India’s SARAS radio telescope has helped scientists determine the properties of the earliest radio luminous galaxies formed 200 million years after the Big Bang, a period known as the Cosmic Dawn.
GS III: Science and Technology
Dimensions of the Article:
- About SARAS 3
- What are the Findings?
About SARAS 3
- The SARAS 3 radio telescope was invented and built by the astronomers at Raman Research Institute (RRI).
- It is the first telescope worldwide to reach the required sensitivity.
- SARAS aims to design, build and deploy in India a precision radio telescope to detect extremely faint radio wave signals from the depths of time, from our “Cosmic Dawn” when the first stars and galaxies formed in the early Universe
- Weak radio light waves are collected, focused, amplified, and made available for examination by radio telescopes.
- They aid in the study of astronomical objects like as black holes, galaxies, and stars that emit naturally occurring radio radiation.
- These uniquely constructed telescopes study the light with the longest wavelengths, from 1 millimetre to over 10 meters.
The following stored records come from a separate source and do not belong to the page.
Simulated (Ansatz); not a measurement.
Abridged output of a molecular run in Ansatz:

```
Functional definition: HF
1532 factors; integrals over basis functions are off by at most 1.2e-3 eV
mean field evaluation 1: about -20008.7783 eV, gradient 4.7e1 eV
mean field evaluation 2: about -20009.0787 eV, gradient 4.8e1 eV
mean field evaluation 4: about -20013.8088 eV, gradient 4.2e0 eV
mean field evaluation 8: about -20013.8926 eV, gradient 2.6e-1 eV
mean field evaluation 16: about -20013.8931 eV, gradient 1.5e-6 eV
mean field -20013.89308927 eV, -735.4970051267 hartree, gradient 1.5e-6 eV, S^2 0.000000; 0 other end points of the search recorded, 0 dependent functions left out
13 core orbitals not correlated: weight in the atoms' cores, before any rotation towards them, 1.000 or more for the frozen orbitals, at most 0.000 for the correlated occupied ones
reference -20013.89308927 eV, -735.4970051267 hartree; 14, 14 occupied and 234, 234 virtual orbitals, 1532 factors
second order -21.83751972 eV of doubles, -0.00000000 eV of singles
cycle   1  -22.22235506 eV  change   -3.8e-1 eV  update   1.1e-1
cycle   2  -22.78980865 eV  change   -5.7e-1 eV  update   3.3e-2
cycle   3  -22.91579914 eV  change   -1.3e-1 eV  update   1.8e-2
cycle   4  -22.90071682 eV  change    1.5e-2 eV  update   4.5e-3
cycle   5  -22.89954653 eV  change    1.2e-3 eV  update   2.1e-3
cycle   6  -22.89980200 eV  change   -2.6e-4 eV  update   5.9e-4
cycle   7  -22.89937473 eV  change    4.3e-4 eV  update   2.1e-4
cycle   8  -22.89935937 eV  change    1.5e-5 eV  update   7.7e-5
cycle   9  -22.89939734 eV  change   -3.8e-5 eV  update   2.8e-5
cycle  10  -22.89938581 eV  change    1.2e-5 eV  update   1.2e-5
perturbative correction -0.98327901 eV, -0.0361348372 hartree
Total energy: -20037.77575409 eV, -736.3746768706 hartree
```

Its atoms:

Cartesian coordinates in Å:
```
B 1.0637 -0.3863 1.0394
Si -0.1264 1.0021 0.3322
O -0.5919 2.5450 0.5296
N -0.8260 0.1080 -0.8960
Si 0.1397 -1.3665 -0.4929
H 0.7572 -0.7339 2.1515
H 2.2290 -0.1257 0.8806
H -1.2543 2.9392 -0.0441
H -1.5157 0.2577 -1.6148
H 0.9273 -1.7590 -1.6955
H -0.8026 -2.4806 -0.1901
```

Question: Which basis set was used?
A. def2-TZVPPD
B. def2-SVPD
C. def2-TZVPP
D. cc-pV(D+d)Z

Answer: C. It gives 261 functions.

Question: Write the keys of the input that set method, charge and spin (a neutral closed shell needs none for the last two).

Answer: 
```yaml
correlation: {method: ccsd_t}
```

- For reference, a nanometer is only 1/10,000th the thickness of a sheet of paper, while visible light wavelengths are only a few hundred nanometers long. In reality, we typically refer to radio light by its frequency rather than its wavelength.
What are the Findings?
- The new information on the period Cosmic Dawn gave an insight into the properties of the earliest radio loud galaxies that are usually powered by supermassive black holes.
- SARAS 3 had improved the understanding of astrophysics of Cosmic Dawn by telling astronomers that less than 3% of the gaseous matter within early galaxies was converted into stars, and that the earliest galaxies that were bright in radio emission were also strong in X-rays, which heated the cosmic gas in and around the early galaxies.